Extreme Value Theory

This is something interesting which came up on the first problem sheet for the Part A Statistics course. The second question introduced the Weibull distribution, defined in terms of parameters \alpha,\lambda>0 through the distribution function:

F(x)=\begin{cases}0 & x<0\\ 1-\exp(-(\frac{x}{\lambda})^\alpha) & x\geq 0.\end{cases}

As mentioned in the statement of the question, this distribution is “typically used in industrial reliability studies in situations where failure of a system comprising many similar components occurs when the weakest component fails”. Why could that be? Expressed more theoretically, the lifetimes of various components might reasonably be assumed to behave like i.i.d. random variables in many contexts. Then the failure time of the system is given by the minimum of the constituent random variables.

So this begs the question: what does the distribution of minimum of a collection of i.i.d. random variables look like? First, we need to think why there should be an answer at all. I mean, it would not be unreasonable to assume that this would depend rather strongly on the underlying distribution. But of course, we might say the same thing about sums of i.i.d. random variables, but there is the Central Limit Theorem. Phrased in a way that is deliberately vague, this says that subject to some fairly mild conditions on the underlying distribution (finite variance in this case), the sum of n i.i.d. RVs look like a normal distribution for large n. Here we know what ‘looks like’ means, since we have a notion of a family of normal distributions. Formally, though, we might say that ‘looks like’ means that the image of the distribution under some linear transformation, where the coefficients are possibly functions of n, converges to the distribution N(0,1) as n grows.

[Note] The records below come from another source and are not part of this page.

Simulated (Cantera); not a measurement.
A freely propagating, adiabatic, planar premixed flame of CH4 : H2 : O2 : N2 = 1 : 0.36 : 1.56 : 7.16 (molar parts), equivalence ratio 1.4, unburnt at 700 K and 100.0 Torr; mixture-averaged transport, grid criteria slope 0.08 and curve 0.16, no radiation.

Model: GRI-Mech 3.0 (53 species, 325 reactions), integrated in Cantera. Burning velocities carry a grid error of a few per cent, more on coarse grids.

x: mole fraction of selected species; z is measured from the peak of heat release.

The technical term for this is to say that the underlying RV we are considering, which in this case would be X_1+\ldots +X_n) is in the domain of attraction of N(0,1). Note that other distributions in the family of normals are also in the domain of attraction of N(0,1), and vice versa, so this forms an equivalence relation on the space of distributions, though this is not hugely helpful since most interesting statements involve some sort of limit.

Anyway, with that perspective, it is perhaps more reasonable to imagine that the minimum of a collection of i.i.d. RVs might have some limit distribution. Because we typically feel more comfortable thinking about right-tails rather than left-tails of probability distributions, this problem is more often considered for the maximum of i.i.d. RVs. The Fisher-Tippett-Gnedenko theorem, proved in various forms in the first half of the 20th century, asserts that again under mild regularity assumptions, the maximum of such a collection does lie in the domain of attraction of one of a small set of distributions. The Weibull distribution as defined above is one of these. (Note that if we are considering domains of attraction, then scaling x by a constant is of no consequence, so we can drop the parameterisation by \lambda.)

This is considered the first main theorem of Extreme Value Theory, which addresses precisely this sort of problem. It is not hard to consider why this area is of interest. To decide how much liquidity they require, an insurance company needs to know the likely size of the maximum claim during the policy. Similarly, the designer of a sea-wall doesn’t care about the average wave-height – what matters is how strong the once-in-a-century storm which threatens the town might be. A good answer might also explain how to resolve the apparent contradiction that most human characteristics are distributed roughly normally across the population. Normal distributions are unbounded, yet physiological constraints enable us to state with certainty that there will never be twelve foot tall men (or women). In some sense, EVT is a cousin of Large Deviation theory, the difference being that unlikely events in a large family of i.i.d. RVs are considered on a local scale rather than globally. Note that large deviations for Cramer’s theorem in the case where the underlying distribution has a heavy tail are driven by a single very deviant value, rather than by lots of slightly deviant data, so in this case the theories are comparable, though generally analysed from different perspectives.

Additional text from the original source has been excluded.